Hugh Hefner, Playboy Founder, Dies at 91
Hugh Hefner, who parlayed $8,000 in borrowed money in 1953 to create Playboy, the hot-button media empire renowned for a magazine enriched with naked women and intelligent interviews just as revealing, has died. He was 91.
Playboy confirmed the news in a press release, saying Hefner died in his home at the Playboy Mansion of natural causes on Wednesday.
While most famous for Playboy, the businessman dabbled in all forms of media, including hosting his own TV shows, beginning with Playboy’s Penthouse in the late 1950s and early ’60s. Shot in his hometown of Chicago and syndicated, the show featured Hefner in a tuxedo and smoking a pipe surrounded by “playmates” and interviewing such celebrities as Bob Newhart, Don Adams and Sammy Davis Jr.

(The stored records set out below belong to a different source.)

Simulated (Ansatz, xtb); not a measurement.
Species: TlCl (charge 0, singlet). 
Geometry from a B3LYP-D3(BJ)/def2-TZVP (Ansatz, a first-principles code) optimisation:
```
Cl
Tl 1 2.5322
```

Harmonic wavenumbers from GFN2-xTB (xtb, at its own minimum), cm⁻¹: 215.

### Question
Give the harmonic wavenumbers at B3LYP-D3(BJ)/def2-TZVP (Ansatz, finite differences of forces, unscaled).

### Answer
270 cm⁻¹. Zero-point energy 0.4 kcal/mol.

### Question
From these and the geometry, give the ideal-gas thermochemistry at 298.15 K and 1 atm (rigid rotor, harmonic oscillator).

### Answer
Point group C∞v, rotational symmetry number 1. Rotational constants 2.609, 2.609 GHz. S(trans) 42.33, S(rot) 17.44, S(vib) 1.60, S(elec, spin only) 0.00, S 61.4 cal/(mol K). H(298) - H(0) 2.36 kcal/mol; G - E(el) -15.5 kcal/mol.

The show boosted his personal and professional reputation and promoted what eventually became known as the “Playboy Philosophy,” a lifestyle that included politically liberal sensibilities, nonconformity and, of course, sophisticated parties with expensive accouterments and the ever-present possibility for recreational sex – though Hefner maintained he was a relative late bloomer in that department, remaining a virgin until he was 21.
Hefner followed that show with Playboy After Dark, which had a similar format but with more rock ‘n’ roll, including appearances by The Grateful Dead, Three Dog Night, Harry Nilsson and Linda Ronstadt. The syndicated Screen Gems show was taped at CBS in Los Angeles and ran for 52 episodes in 1969-70.
Hefner also co-produced hundreds of Playboy-branded videos and a few feature films, such as Roman Polanski’s Macbeth and Monty Python’s first film, And Now for Something Completely Different, both released in 1971. He had been a sought-after guest on TV shows as far back as 1969 when he played a Control agent in an episode of Get Smart, and more recently he appeared on Curb Your Enthusiasm, Entourage and Sex and the City as well as in animated shows like The Simpsons and Family Guy.
Hefner also made cameos in several movies, most recently 2008’s The House Bunny, which told the fictional story of a Playboy “bunny,” played by Anna Faris, who has been kicked out of the Playboy Mansion, the famous real-life, 22,000-square-foot house in Los Angeles where Hefner lived for more than four decades and where he hosted famously decadent parties that attracted celebrities A-list through D.
The house sold for $100 million in August with the provision that Hefner be allowed to live there the rest of his life.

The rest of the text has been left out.